How can a poor and underdeveloped country such as India, despite its size and democratic commitment, meet its responsibility in world affairs when it cannot keep its own house in order?

This was the patronising attitude of the developed countries in the West whenever there was any talk about granting India a permanent seat in the United Nations Security Council (UNSC).

India was judged for the past several decades from the Cold War prism which saw that country as an all-weather friend of the communist Soviet Union. But past perceptions are today changing with the demise of the Soviet Union and the ending of the Cold War.

There is no longer any fundamental opposition from the West to admitting India to what was sardonically referred to as an exclusive ‘rich man's club' for which new entrants needed the goodwill and approval of the five permanent members, Britain, China, France, Russia and the US.

There is delicious irony in the fact that China was fiercely backed decades ago by India for a permanent Security Council seat. Indeed, India's visionary — but not always practical — first prime minister Jawaharlal Nehru declined a permanent seat offered to the country after independence, saying that India would take up its seat only after China got its "rightful place" in the UNSC.

Meanwhile, over three decades have passed since China was given a permanent seat and India is still knocking at the door for admittance into the Security Council.
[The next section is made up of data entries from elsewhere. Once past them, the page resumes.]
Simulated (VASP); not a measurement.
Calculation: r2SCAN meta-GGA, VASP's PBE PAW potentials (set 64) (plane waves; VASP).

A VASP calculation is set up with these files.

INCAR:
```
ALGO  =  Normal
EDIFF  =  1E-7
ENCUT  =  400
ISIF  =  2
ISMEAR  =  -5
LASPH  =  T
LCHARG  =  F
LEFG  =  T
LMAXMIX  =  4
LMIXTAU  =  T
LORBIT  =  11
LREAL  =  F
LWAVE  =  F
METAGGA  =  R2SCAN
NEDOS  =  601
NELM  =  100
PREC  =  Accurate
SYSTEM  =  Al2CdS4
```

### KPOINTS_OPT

The five permanent members have displayed an amazing sense of nonchallance when it comes to issues of crucial interest to the world. If one analysed their behaviour patterns in the past decades, one can conclude that the motivation behind their decisions has been to preserve their self-interest first and, as long as these were served, they did not mind deciding what was good for the world. The veto has been used, more often than not, in the exercise of vested interests of individual powers or power blocs.

There is an urgent need to reform the anachronist post-war structure of the UN, which does not reflect the realities of the new century. For one, the two colonial powers, Britain and France, look a pale shadow of their past. Their continuing inclusion in Security Council is as unquestionable as the exclusion of other deserving candidates.

Britain's once celebrated ‘Jewel in the Crown' — India — is today a very emancipated force in global affairs and, despite all its imperfections, it has steadfastly kept its commitment to democracy. It also wields a much greater economic clout today than France and Britain together do.

The Group of Four members — Brazil, Germany, Japan and India — want to reform the UN, though they are equally keen to become permanent members of the Security Council.

During his just-concluded visit to India, German Foreign Minister Guido Westerwelle whose liberal Free Democratic Party forms a coalition government in Berlin with Chancellor Angela Merkel's conservative Christian Democratic Union, reinforced the urgency to reform the UN.

German politicians, aggressively campaigning for a Security Council seat, know only too well that there would be impediments in the way if Germany were to alone campaign for a Security Council seat. Joining forces with other three candidates in the G4 offers the best possible way to the goal.

Germany faces strong opposition from Italy which itself aspires to become a permanent Security Council member, while Japan has already got the cold shoulder from China, and Brazil needs the strong acceptance in the international community as a potential candidate for the Security Council seat.

Rotation principle

Both India and Germany were recently elected as non-permanent members of the Security Council according to the rotation principle. Both maintain that they can achieve a lot more towards reforming the UN once they are inside the body rather than from outside.

However, this will not be an easy task but persistence can still pay off. The reality is that the permanent members of the Security Council have become a closed fraternity that will not welcome any newcomers.

If the reforms are not instituted at the UN, including the Security Council, it would not do justice to the changed global situation which has witnessed the emergence of new powers whose weight in world affairs has not been appreciated because of the myopic and self-centred interest of the permanent members of the Security Council.

By letting the United Nations function as before, the august body would lose the high moral authority which it was supposed to be impregnated with at the time of its creation.

The UN would be reduced to the status of a pathetic machine that merely churns out tonnes and tonnes of paper to record resolutions, minutes of long-drawn meetings that achieve little, etc. And wasting such colossal mountains of paper in today's ecology-conscious world is a luxury we can ill afford.

Manik Mehta is a commentator on Asian affairs.